My church started an RU chapter that I faithfully attended for two years, but I still wasn’t getting it. I finally agreed to enter RU’s women’s discipleship program. I immediately began to experience freedom. I was at a place where people loved me, just as I was, sin and all.
The devil however, had plans for me…he didn’t like the strength that I was finding in God. Four months later, through the rebellion not yet purged out of my heart, I yielded to temptations and fell hard. Fortunately, God, through His great love, didn’t quit on me. He went after me like that lost sheep that went astray. He opened my eyes, and I truly repented.
Unfortunately, it was too late. I lost everything, including my family. God made it clear after almost five months of brokenness that He wanted me back at Reformers Unanimous. I quickly obeyed…no turning back.

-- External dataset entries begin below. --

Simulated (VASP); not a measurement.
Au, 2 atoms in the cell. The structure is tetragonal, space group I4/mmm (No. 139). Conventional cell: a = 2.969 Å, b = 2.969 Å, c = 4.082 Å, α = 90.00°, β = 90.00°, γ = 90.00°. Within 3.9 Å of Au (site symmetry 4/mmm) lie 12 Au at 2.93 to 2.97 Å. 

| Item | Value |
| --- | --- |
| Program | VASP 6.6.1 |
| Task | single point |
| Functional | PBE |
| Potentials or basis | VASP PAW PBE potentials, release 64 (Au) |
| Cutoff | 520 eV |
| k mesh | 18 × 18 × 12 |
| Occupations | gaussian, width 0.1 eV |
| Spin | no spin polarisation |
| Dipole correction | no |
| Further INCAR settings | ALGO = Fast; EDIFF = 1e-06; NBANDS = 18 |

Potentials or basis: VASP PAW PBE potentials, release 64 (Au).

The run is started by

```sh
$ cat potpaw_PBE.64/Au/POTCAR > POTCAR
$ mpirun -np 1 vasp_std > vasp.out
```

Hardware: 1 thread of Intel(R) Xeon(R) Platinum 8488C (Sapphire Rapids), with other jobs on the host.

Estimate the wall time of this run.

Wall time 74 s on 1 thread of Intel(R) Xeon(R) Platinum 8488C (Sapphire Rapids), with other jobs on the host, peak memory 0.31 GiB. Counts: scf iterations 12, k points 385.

God has done nothing but bless and develop me “in Christ” ever since. Not only has he filled my gaping hole; but He has begun, through the ministry of the Holy Spirit, to heal my broken heart and life. He continuously teaches me that there is not one person that will love me, sin and all, the way God does. Yet, I can love others the way Christ loves me, which I am learning is more rewarding than being loved.
I praise the Lord for a church and a pastor that displays such Christ-like love to accept “rejects” like me. For now I know that to accept that I am a reject is a lie straight from the pit of hell. I’m a child of the King. He’s got everything under control.